|US Open 2019|
|Venue: Flushing Meadows, New York Dates: 26 Aug – 8 Sep|
|Coverage: Live text and BBC Radio 5 Live Sports Extra commentary on selected matches on the BBC Sport website and app. Click here for Live Guide.|
American Williams, 37, called umpire Carlos Ramos a “thief” and a “liar” as he docked her a game amid extraordinary scenes on Arthur Ashe Stadium.
She meets Canadian Bianca Andreescu, 19, in this year’s final on Saturday.
On last year’s final, Williams said: “It hasn’t really crossed my mind.”
Williams is competing in her 10th US Open singles final, 20 years after her maiden victory in New York, while Andreescu is playing in her first Grand Slam final on her main-draw debut at Flushing Meadows.
“I remember watching her when I was about 10. I watched her win most of her Grand Slam titles,” Andreescu, seeded 15th, said.
“I’m sure she’s going to bring her A game. I’m going to try to bring my A game, too. Hopefully, I guess, may the best player win.”
Williams feeling ‘more relaxed’ as she aims for 24
Twelve months ago, Williams was at the centre of one of the most controversial moments in tennis history on her way to a two-set defeat by Japan’s Osaka.

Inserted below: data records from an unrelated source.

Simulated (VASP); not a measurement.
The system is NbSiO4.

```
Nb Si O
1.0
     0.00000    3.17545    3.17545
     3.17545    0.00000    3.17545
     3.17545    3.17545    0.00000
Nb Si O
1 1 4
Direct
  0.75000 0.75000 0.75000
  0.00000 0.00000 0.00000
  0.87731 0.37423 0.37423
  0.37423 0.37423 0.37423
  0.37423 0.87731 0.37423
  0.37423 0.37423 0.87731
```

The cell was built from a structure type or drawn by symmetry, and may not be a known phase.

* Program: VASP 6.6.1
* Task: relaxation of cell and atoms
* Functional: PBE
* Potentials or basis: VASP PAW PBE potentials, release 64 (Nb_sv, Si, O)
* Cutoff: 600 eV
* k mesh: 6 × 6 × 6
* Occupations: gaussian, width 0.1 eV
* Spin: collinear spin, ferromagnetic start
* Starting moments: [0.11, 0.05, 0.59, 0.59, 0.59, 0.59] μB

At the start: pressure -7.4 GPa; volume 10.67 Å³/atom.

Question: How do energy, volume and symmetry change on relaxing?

The home favourite launched a furious tirade against Portuguese official Ramos after he punished her for receiving coaching from Patrick Mouratoglou and smashing a racquet as she grew more frustrated at the start of the second set.
That led to Ramos, who has not chaired a match of Williams’ since, docking her a point and issuing the further punishment of a game’s penalty for a tirade questioning his integrity.
A poisonous atmosphere developed on Ashe as the New York crowd turned on Ramos with deafening boos.
Williams has refused to speak in detail about the incident publicly since, although said she felt “disrespected” by the sport she loves in a first-person piece published in American fashion magazine Harper’s Bazaar in July.
That meeting against Osaka, who was left crying with sadness after clinching her first Grand Slam win, was Williams’ first US Open final since returning to the sport after the difficult birth of daughter Olympia a year earlier.
Now she has a fourth opportunity to win that elusive 24th major – her first since becoming a mother – and says she is ready to dispel any doubts about her ability to win another major final.
“There’s a lot of things that I’ve learned in the past, but I just have to go out there, above all, most of all, just stay relaxed,” she said.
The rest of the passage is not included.